Playing Your MP3s
Virtually all modern computers have built-in audio players that will automatically play your MP3 file. On many computers, all you need to do is double-click the file. Alternatively, you may have to choose the file and then “right-click” to reveal a drop-down menu that includes a “play” option. On my Mac, all I need to do is choose the file with my mouse and then hit my space bar to play that file. In addition, there are countless third-party software players (some free, some purchased) that are MP3-friendly, allowing you to organize your collection for optimal use.
Perhaps the most popular way to play MP3s is using a compact portable device such an iPhone, iPad, Android phone, or a dedicated MP3 player. Importing your MP3s into your device (from your computer) is usually very straightforward. To learn how, you will need to consult the instructions for your particular device. We are not responsible for helping you accomplish such imports, but we do recommend that you make sure that your MP3 files are not being “de-compressed and then re-compressed” at a different bitrate. Most devices will accept your MP3 files without modifying them in any way. For instance, with Apple iTunes, all you need to do is drag your folder full of MP3s from your Finder into the iTunes window and they will be instantly imported without modification.
Another option is to use your computer’s “CD burning software” to make an audio compact disc. Usually, it is as simple as dropping a folder full of MP3s into the software interface and then hitting the burn button. Within a minute or so, your CD should be ready for playing. Go here for more information about making CDs.

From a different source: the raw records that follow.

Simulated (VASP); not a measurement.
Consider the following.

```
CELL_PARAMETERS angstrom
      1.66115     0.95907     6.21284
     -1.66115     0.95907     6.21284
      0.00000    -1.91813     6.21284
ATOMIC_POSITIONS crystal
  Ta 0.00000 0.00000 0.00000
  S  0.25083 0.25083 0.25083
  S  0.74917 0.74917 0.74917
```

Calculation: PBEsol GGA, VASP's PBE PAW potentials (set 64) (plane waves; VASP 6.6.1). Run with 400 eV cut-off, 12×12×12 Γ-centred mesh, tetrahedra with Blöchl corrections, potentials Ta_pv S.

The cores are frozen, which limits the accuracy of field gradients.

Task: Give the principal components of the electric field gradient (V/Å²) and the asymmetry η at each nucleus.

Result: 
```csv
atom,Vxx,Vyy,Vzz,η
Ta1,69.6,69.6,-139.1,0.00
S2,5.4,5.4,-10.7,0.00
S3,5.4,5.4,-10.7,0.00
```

Of course, you are always free to convert your MP3s into other formats or reduce their size by using lower bitrates. Audiophiles might prefer to convert to un-compressed wave files. More likely, a person may use their own software to de-compress their 256 kbps MP3s and then re-compress them to a lower bitrate such as 128 kbps. While there may be some audible quality loss, the file size will be reduced by a half and the quality might very well be acceptable. Our recommendation, though, is not to modify your MP3s in any way, so as to maintain their pristine quality.